Jeanne and I agreed to meet for lunch to discuss training for the Marine Corps Marathon. It was to be her first marathon in 14 years and she hadn't trained consistently at all during the intervening years. She was (and still is) busy raising children but became motivated after hearing about a friend who'd run well in a recent marathon. Naturally competitive, she just HAD to see how she would stack up.
A few minutes into the lunch she revealed her real goal: qualifying for the Boston Marathon. And she didn't mean eventually. She wanted to qualify AT Marine Corps. This after telling me she'd just run Broad Street in 1:26, or close to the same pace she'd have to maintain for 26.2 miles.
Hmm, ok. Well, I like to be optimistic and positive so I said I'd cheer her on, but that it would require a lot of hard work. And there are no guarantees when it comes to the marathon! I told her, “hey, all we can do is train as intelligently as possible. Control what we can control. Do the little things outside of running...”
When I meet someone who is new to focused training I get excited. The athlete in front of me is full of potential and has no idea how much they can improve. In fact, I have no idea how much they'll improve.
Science tells us that people respond to training in wildly differing amounts. Give two people the same workout routine for 3 months and some will improve their aerobic capacity 4% and some will improve 40%. Thats a 10-fold difference! So it's just impossible for me to tell someone how much they'll improve if they've never trained (properly) before.
I could hunt for clues by assessing certain natural abilities: vertical leap, 50 yard dash, 1.5 mile run, etc. But that still wouldn't tell me how well someone will respond to training. You just have to train and see for yourself.
One of the reason elite athletes are elite is that they respond exceptionally well to training. It's easy to see that if someone was busting their ass and only responded 4%, they probably wouldn't be as motivated to continue training so hard.
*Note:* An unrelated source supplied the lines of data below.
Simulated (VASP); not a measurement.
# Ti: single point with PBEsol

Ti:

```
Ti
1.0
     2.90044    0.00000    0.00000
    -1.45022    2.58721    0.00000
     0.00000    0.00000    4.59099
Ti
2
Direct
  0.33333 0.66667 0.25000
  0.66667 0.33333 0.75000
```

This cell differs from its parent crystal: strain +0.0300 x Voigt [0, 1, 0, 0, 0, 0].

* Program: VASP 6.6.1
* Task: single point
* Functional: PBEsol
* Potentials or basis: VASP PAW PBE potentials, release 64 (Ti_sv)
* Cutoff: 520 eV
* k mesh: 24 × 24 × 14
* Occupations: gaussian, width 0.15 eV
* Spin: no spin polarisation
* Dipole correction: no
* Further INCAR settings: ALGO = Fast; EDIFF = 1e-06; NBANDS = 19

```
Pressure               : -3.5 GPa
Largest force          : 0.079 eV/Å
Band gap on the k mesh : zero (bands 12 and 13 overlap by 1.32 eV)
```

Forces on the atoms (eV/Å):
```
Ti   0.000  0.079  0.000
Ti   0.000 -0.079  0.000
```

So back to Jeanne. She woke up EARLY and got her midweek training in before preparing the kids for school. She drank her recovery smoothies immediately after hard sessions. She listened to her body and cross-trained when necessary.
If you have never given formal training a try, I understand. Perhaps your goals aren't so competitive. But it's amazing to see the change in self-image after such a dramatic fitness transformation. It's like a confident new identity emerges. One that is truly able to see what is possible.
PS: Just as a personal example, in 2003 I ran my first marathon in Chicago (totally flat) in 3:55 and hurt BIG TIME during the last 6 miles. Lots of walking!! I knew I could do better and decided afterwards to train seriously for about a year. Next marathon: Philly in 3:01, a 54 minute improvement! You just never know how you'll respond to consistent training until you try!